## Introduction

This article will help to solve the real world problem for students to classify the **university as the Private or the Public university** based on the features we fed in the model that will be trained by **various trees methods** which we will discuss later on. In a nutshell, PySpark library is involved as we will be working with it's **MLIB** library (**The machine learning library of PySpark**).


## About the dataset

We are using the famous **Private VS Public Universities** dataset which have **17 features** that will work as **the dependent columns** and a target column named as **Private** (the categorical column which have "**Yes**" for **Private** and "**No**" for **Public**) 

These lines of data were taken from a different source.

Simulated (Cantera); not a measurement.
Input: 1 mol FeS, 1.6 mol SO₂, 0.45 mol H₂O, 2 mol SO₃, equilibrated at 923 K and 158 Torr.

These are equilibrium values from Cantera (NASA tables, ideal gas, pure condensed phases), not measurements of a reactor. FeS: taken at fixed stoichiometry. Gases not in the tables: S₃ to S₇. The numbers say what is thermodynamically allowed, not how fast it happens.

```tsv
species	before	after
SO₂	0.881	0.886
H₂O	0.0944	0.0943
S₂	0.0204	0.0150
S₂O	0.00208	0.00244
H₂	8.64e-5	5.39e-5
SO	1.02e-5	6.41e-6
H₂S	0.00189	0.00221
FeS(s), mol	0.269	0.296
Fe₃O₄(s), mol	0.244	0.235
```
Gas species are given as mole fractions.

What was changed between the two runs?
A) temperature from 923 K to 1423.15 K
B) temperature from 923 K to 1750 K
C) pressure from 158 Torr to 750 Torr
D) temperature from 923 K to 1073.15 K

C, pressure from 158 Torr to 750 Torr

**Here is the brief description of all the columns:**

1. **Private** is our target column which have two values, **Yes/No** to classify the university as **private/public** respectively.
2. **Apps** is the number of applications received.
3. **Accept** is the total number of the application received.
4. **Enroll number** is the total number of students who enrolled.
5. **Top10per Pct.** has all the students from the top 10% of High School.
6. **Top25perc Pct.** has the students from the top 20% of High School.
7. **F.Undergrad** holds the total number of full-time undergraduates.
8. **P.Undergrad** have the number of part-time undergrduates.
9. **Outstate** column holds the number of out of station students.
10. **Room_board** is the room costs.
11. **Books_estimated** is the costs of the books.
12. **Personal_estimated** column stores the personal spending of students.
13. **PhD Pct.** holds the total number of Phd holder faculty.
14. **Terminal Pct.** column have the number of terminal holder faculty.
15. **S.F ratio** stimulates the Student/Faculty ratio.
16. **perc.alumni Pct.** have the number of alumini who donate.
17. **Expend** has the instructional expenditure of each student.
18. **Grad rate** have the graduation rate values.
    
**To achieve the aim of developing the good model for our problem statement we will be using various trees methods that are as follows:**

* A single decision tree
* A random forest
* A gradient boosted tree classifier

In [1]:
!pip install pyspark

Looking in indexes: https://pypi.org/simple, https://us-python.pkg.dev/colab-wheels/public/simple/
Collecting pyspark
  Downloading pyspark-3.2.1.tar.gz (281.4 MB)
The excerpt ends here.